Landscape/Body/Dwelling, May–October 2009

The first artist selected for the installation program was the American sculptor Charles Simonds, well known for clay sculptures that document the wanderings of a fantastical civilization of “little people” whose landscapes, architectures, and rituals the artist has imagined since the early 1970s.  Because ideas about landscape and nature are so pervasive in his work, Simonds was invited initially to work in the gardens. As he came to know Dumbarton Oaks, however, he found he was also intrigued by correspondences among his work and the Pre-Columbian and Byzantine collections; moreover, he found himself captivated by the institution’s trove of rare garden books, a number of which contained images of the kind that have inspired his work over the years. The outcome was a project that spanned the whole institution.

A wide range of his current sculptures—some architectural, some figural, and some evocative of landscape; most pre-existing but one made especially for the exhibition—was installed between May and October, 2009, in various spaces at Dumbarton Oaks: the Orangery and several terraces in the garden; the Byzantine and Pre-Columbian galleries in the museum; and the space outside the Rare Book Room.  Works in the garden evoked Simonds’s interest in analogies among the growth and decay of the body, architecture, landscape, and plants, as well as his fascination with archaic notions of human and animal physiognomy and the grotesque. Sculpture in the museum suggested connections among the ritual practices of the “little people” and those of Byzantine and Pre-Columbian cultures, his architectures and those of the ancient Americas. The “cabinets of curiosities,” shown alongside documentary films and photographs, collectively comprised the beginnings of a creative autobiography.

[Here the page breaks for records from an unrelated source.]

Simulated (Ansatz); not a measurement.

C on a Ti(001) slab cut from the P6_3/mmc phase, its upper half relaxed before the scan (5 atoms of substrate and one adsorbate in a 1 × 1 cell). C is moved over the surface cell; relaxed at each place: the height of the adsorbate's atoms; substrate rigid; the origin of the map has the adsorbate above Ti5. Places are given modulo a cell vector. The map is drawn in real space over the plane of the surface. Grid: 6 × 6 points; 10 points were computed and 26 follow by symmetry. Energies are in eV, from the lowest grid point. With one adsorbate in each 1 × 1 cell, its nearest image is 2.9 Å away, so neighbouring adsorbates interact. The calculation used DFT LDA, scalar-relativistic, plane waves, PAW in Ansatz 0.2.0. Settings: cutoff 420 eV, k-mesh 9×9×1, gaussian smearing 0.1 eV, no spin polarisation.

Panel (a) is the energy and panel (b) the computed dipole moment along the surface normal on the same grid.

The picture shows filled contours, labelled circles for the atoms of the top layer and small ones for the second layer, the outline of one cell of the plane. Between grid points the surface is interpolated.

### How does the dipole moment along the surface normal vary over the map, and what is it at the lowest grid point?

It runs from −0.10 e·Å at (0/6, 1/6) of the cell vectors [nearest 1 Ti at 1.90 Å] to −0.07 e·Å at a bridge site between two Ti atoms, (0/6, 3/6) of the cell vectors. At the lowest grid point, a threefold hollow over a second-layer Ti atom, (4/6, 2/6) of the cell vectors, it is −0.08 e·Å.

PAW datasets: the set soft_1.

Just as Simonds mined collections across the institution, so he also collaborated with staff in most of its divisions. He worked with John Beardsley, director of Garden and Landscape Studies, to select sculptures for the installation and to identify a range of locations for them within Dumbarton Oaks; with Linda Lott, the librarian of the Rare Book Room, to identify materials for the cabinets of curiosity; with Museum Director Gudrun Bühl and her staff on positioning sculptures in the galleries; and with Garden Director Gail Griffin and her staff on installing sculptures outdoors.

About the Artist

Simonds has been the focus of numerous exhibitions around the world, beginning with a solo exhibition at Centre National d’Art Contemporain, Paris (1975) and an installation for the “Projects” gallery at the Museum of Modern Art, New York (1976). Subsequent solo exhibitions include the Museum of Contemporary Art, Chicago (1981); the Guggenheim Museum, New York (1983); the Architecture Museum, Basel (1985); Galerie Nationale du Jeu de Paume, Paris (1994); and Institut Valencià d’Art Modern (2003).

Publication

The installation Landscape Body Dwelling culminated in a publication, edited by John Beardsley in 2011 and published by Dumbarton Oaks Publications.